Sometimes, Legal History's Victors Start as Losers

As the Supreme Court wraps up its annual flurry of blockbuster rulings, it’s easy to focus on the winners—the parties who prevailed, the doctrines that triumphed, the justices whose views carried the day. But the end of the term is also a good time to remember that in the long arc of constitutional history, some of the most important victors began as losers.

No one embodies that better than Myra Bradwell.

In 1873, Bradwell—a brilliant legal mind, newspaper founder, and civil rights reformer—was denied the right to practice law by the Supreme Court. In an 8–1 decision, the Court declared that women were unsuited to the intensity of the legal profession. Her “paramount destiny,” they said, was to fulfill the “benign offices of wife and mother.”

She lost her legal case arguing that she enjoyed a right to earn a living. But through freedom of speech, she won something bigger.

Bradwell went on to start the most influential legal newspaper in the country, the Chicago Legal News. She helped draft and pass laws expanding women’s economic and legal rights. And she even used her platform to secure the release of Mary Todd Lincoln from a mental institution, after the former First Lady had been committed by her own son in a rushed and questionably legal proceeding.

Bradwell’s case—Bradwell v. Illinois—is still taught in law schools today, usually as a cautionary tale of 19th-century sexism. But it’s more than that. It’s also a lesson in how free speech can be a lifeline when other rights are denied—and how civil rights progress often starts and even ends outside the courtroom.

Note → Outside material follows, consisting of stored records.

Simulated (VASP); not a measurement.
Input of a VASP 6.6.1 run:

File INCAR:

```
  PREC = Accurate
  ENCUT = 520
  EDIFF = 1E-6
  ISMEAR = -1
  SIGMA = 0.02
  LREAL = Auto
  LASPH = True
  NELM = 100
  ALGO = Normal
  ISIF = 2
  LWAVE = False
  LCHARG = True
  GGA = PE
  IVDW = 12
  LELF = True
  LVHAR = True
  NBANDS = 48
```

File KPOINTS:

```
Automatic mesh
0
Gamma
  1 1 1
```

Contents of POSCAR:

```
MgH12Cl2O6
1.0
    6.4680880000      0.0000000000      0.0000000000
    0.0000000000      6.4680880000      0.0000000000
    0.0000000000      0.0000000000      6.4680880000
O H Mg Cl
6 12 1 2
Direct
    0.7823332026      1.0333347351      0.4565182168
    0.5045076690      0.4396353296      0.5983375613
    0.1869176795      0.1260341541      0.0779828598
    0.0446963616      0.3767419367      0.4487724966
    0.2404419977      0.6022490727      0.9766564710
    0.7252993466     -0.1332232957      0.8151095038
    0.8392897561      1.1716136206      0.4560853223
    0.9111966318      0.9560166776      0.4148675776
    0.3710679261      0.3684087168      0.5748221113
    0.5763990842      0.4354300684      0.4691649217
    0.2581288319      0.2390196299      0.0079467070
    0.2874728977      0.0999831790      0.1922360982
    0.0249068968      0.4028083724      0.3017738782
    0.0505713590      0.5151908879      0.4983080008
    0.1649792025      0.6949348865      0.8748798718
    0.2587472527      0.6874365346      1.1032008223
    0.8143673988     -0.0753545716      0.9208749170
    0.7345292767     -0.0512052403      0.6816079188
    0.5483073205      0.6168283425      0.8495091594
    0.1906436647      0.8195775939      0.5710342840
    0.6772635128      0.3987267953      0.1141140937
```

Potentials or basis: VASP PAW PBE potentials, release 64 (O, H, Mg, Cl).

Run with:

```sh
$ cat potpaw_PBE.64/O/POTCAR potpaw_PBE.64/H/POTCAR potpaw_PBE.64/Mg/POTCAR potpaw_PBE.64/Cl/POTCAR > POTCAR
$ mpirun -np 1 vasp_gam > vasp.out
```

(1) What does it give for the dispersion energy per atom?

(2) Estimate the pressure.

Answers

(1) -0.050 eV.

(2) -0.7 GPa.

Ironically, Bradwell effectively became a lawyer through her printing business. She drafted and sold legal forms like leases, wills, and bankruptcy petitions. She also summarized statutes and recent legal decisions, which was vital to practicing attorneys and gave her the income necessary to survive. 

After being told she could not represent specific clients in the court of law, Bradwell also turned toward the court of public opinion. Her paper campaigned for reform, skewered bad judicial opinions, and lobbied for equal rights. 

Many of these critiques were as witty as insightful. She wrote that “woman has the right to think and act as an individual… if the great Father had intended it [] otherwise, he would have placed Eve in a cage and given Adam the key.” When judges justified excluding women from various professions based on the “immemorial” customs in England, Myra wrote that, if true, then “every attorney who appears in the Supreme Court of the U.S.” should “wear a gown and wig.” 

In addition to securing laws that opened up various professions to women and passing reforms that cleaned up cronyism in the legal profession, one of Bradwell’s greatest victories was securing the release of Mary Todd Lincoln from a mental institution. When Lincoln was institutionalized after a short, one-sided hearing, Bradwell launched a media campaign that helped free her. 

Ministers preached about the injustice, papers published exposés, and public outrage grew so strong that Mary was released just months later. Mary would later give the Bradwells Abraham Lincoln’s the pen he used to sign the Emancipation Proclamation as a token of gratitude.

Bradwell’s story also spotlights a tension that still haunts constitutional law: the artificial divide between favored, so-called fundamental rights like free speech and non-fundamental rights like the freedom to work or earn a living. 

Courts today apply strict scrutiny to laws that burden speech, taking a close look to make sure the legislature had a good reason for acting. But if a law makes it impossible to start a business, pursue a trade, or enter a profession? Judges typically wave it through with little more than a shrug.

Myra Bradwell’s life makes clear that this line is often impossible to draw. Speech was how she earned a living. Work was how she exercised her voice.

The two were inseparable, because speech is often a prerequisite to other rights. Throughout history, when people have been deprived of constitutional rights or equality under the law, free speech has been their means of conquering law itself and reclaiming those rights.

Bradwell may not have changed the Court’s mind in 1873, but she changed the world around it. And in 1890, Illinois finally admitted her to the bar—retroactively effective to the date she first applied. Two years later, the Supreme Court did the same. By then, she no longer needed the title. She had shown that law wasn’t just practiced in courtrooms.

As the Term ends and the Court’s winners and losers are tallied, Myra Bradwell reminds us of a deeper truth: the Court doesn’t have the final say on justice. Sometimes its losers become the legal history’s greatest champions.